The hotel where I am staying has a complimentary copy of Time and this had Mother Teresa's face on the cover. Apparently her letters to her confessor had been made public and a book is due to come out about her more than 50 years doubt on her faith. Mother Teresa even doubted that God exists as she did her ministry to Calcutta's most downtrodden.

I think no sane person contests the public perception that Mother Teresa is a saint. After all in an age where consumerism reigns and we try to get as much for ourselves, her Missionaries of Charity nuns have been doing the exact opposite, giving. But what we see are the externals of what they are doing. We have no windows to their souls until they write about the troubles that rage their souls.

Catholicism does us great disservice when it canonises saints. For Catholics saints are frozen as icons and statues. As statues and icons we don't know how they dealt with lust (as in Augustine's case), greed (all saints), power (Thomas More), pride (Ignatius of Loyola), tomfoolery (Francis of Assisi) etc.

The same is true of secular saints Rizal and even Galileo had to battle their own doubts. They are now icons too.

The only way for us to know what how the saints did deal with their doubts is to read what they wrote. Unfortunately not all saints are good writers. The saints that we famously recall like Augustine, More, Ignatius of Loyola, John of the Cross wrote volumes. In this sense, Mother Teresa's letters definitely will change our idea of her. Her icon is forever smashed and we have to pray for her intercession through her living but indestructible icon and for Mother Teresa that is the poor.

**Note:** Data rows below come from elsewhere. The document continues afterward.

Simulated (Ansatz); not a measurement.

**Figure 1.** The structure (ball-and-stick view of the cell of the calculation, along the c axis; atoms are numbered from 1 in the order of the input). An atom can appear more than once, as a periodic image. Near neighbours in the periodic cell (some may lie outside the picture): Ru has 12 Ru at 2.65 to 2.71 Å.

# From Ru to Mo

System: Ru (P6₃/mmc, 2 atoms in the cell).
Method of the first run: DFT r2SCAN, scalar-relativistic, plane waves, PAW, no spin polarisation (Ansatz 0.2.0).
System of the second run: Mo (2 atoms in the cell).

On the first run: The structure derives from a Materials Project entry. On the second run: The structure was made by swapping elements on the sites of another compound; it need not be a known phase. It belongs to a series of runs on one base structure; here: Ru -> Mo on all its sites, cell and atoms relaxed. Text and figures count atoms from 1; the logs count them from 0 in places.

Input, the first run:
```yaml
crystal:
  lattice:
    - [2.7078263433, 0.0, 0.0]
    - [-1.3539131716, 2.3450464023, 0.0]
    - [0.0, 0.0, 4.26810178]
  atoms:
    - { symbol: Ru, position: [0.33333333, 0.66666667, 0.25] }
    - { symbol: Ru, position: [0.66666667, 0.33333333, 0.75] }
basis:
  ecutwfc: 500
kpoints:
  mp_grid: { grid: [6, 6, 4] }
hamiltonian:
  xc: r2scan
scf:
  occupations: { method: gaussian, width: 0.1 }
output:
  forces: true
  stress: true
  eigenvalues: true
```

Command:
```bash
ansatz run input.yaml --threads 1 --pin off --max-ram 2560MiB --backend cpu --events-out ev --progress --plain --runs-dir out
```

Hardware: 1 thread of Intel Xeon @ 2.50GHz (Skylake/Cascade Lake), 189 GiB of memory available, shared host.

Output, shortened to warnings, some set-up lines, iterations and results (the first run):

That presents a big challenge for Pinoy Catholics. Our Catholicism is too much of externals (rosaries, images, processions, some papal pronouncements on contraception, being seen praying at Mass etc) but less of the internals. All religions command that we go beyond the externals if necessary smash it in Reformation. Perhaps this is the reason why religion declares we meet the Divine in another soul despite the scientism of Richard Dawkins and the literal but shackling interpretations of fundamentalists.